Milo: Maybe she [the teacher] thinks it’s a costume.
Carmen: I think it’s like a fairy costume and he wants to wear it.
When Jacob asks his mom if he can wear a dress to school, we asked the Beavers to share what they thought his mom’s answer should be.
Cate: Of course you can
Ezra: You can wear dresses if you want to.
Ruby: I think Christopher really wants Jacob to be a boy because he always wear the girl clothes.
Steelo: Maybe Christopher thinks that girls are the only ones who can wear dresses and that boys are the only ones can wear pants and shorts.
Téa: What? That is so not true.
What would you say to Christopher to stand up for Jacob?
Harry: Boys can wear anything they want to!
Téa: You’re being naughtier and not a nice person, it’s really not what friends should do.
Steelo: I would say, Stop being mean!
Elfie:[I would say] I didn’t do anything to you, why are you laughing at my friend?
Charlie: I think Jacob probably felt powerful when he said he was in his dress. I bet he felt powerful because boys can wear shorts, t-shirts, or dresses. Whatever they want.
On Thursday, we read “Horace and Morris But Mostly Dolores” by James Howe, illustrated by Amy Walrod. Throughout the book the children identified the stereotypes that were inhibiting Dolores and her friends. In this story, Horace and Morris but mostly Dolores love adventure. They love to play pirates and explorers. One day Horace and Morris are told that “A boy mouse must do what a boy mouse must do” and are asked to go play at a club where only boys are allowed. Likewise, Dolores is told “a girl mouse must do what a girl mouse must do.” Dolores finds herself sad, depressed and bored when being forced to join the “Cheese Puffs Girls Only” club where she is told she can only do things like have tea parties and play princesses. As we read, the children recognized the inherent stereotypes that were limiting Dolores. Here are some sound bytes from our conversation:
How do we believe Dolores felt when she saw her friends Horace and Morris go play in the ‘boys only’ club house?
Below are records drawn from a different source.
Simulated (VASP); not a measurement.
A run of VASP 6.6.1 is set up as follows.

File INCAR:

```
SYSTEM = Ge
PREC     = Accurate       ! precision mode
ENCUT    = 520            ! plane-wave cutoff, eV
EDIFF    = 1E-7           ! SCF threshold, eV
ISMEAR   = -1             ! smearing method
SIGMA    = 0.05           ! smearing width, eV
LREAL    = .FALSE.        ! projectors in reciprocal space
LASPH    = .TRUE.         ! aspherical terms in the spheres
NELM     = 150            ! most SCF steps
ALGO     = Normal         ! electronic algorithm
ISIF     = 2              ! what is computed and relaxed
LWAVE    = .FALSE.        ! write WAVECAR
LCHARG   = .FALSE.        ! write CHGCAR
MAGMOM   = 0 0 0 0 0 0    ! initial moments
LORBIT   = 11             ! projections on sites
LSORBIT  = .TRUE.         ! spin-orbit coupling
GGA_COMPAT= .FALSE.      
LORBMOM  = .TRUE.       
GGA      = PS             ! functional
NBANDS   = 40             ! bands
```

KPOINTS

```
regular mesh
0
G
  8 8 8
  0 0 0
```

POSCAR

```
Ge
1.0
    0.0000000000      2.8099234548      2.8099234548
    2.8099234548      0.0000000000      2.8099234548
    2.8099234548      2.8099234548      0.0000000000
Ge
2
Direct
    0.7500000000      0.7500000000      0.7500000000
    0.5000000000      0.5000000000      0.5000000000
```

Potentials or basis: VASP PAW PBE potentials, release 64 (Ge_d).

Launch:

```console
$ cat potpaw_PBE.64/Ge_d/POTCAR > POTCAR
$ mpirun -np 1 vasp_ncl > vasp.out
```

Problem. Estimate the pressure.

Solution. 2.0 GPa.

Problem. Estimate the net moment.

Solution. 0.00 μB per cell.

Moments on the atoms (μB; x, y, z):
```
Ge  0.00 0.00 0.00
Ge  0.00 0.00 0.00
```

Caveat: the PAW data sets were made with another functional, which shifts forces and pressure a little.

Elfie: If we were in that book and we wanted to go in there and it said “no girls allowed” then we will be really sad.
Ezra: That would make me feel sad.
Lucia: [She felt sad] because she didn’t have someone with her. She didn’t have her friends.
Vivian: Because she wants to see her friends but they are in a boy’s club house.
We introduced the word “ally” as a person who stands up for others and fights for equity or “fairness.” What would an ally do to help Dolores?
Téa: [An ally would] change the sign!
Charlie: It could say “Girls AND Boys allowed”
Milo: Maybe they could break off that sign and put it in the garbage?
How do we believe Dolores was feeling when she was in the ‘girls only’ club house?
Ruby: And also I saw that all that girls were wearing was dresses. Boys don’t have to like black and blue…I like black and blue.
Cate: Sad… It’s like they are forcing her to do these things…
Emerson: She can make her own choices.
When the mice decide to make their own club that rejects stereotypes and includes all types of mice, we asked: Who do we believe will be allowed into Horace, Morris, Dolores and Cloris’ club house?
Elfie: Boys and girls allowed.
Emerson: All mouse children allowed.
Tea: Adventure club: all mice allowed.
Jalen: All the mouses allowed.
Harry: Everybody allowed.
After reading these stories, we introduced Jennifer Bryan’s gender continuum. This construct challenges the oppressive nature of a gender binary and offers a framework, which embraces the inherent diversity of gender identity. Specifically we discussed gender identity, “the way one thinks and feel inside about their gender”; gender expression, “the way one shows the world their gender;” and the bodies we are born in, “the body parts each of us has at birth.” We talked about how each of us falls somewhere on this continuum and that from day to day these aspects of our identity can be different and don’t always match up.
We then placed where we think Jacob from “Jacob’s New Dress” and Dolores from “Horace and Morris But Mostly Dolores” would place themselves on the continuum. We debated and contributed our thoughts about the identity of each of these characters based upon the facts we could gather through the books. The Beavers agreed that both Jacob and Dolores would fall on different places on each continuum. We then talked about how all of us can use this framework to help us describe our identity. We named the fact that for some people their gender identity may line up with their gender expression and the body in which they were born; but for some, it does not. We closed the week by reading the book “Players in Pigtails” by Shana Corey, illustrated by Rebecca Gibbon, another book which rejects the stereotypes and talks about America’s first female baseball team.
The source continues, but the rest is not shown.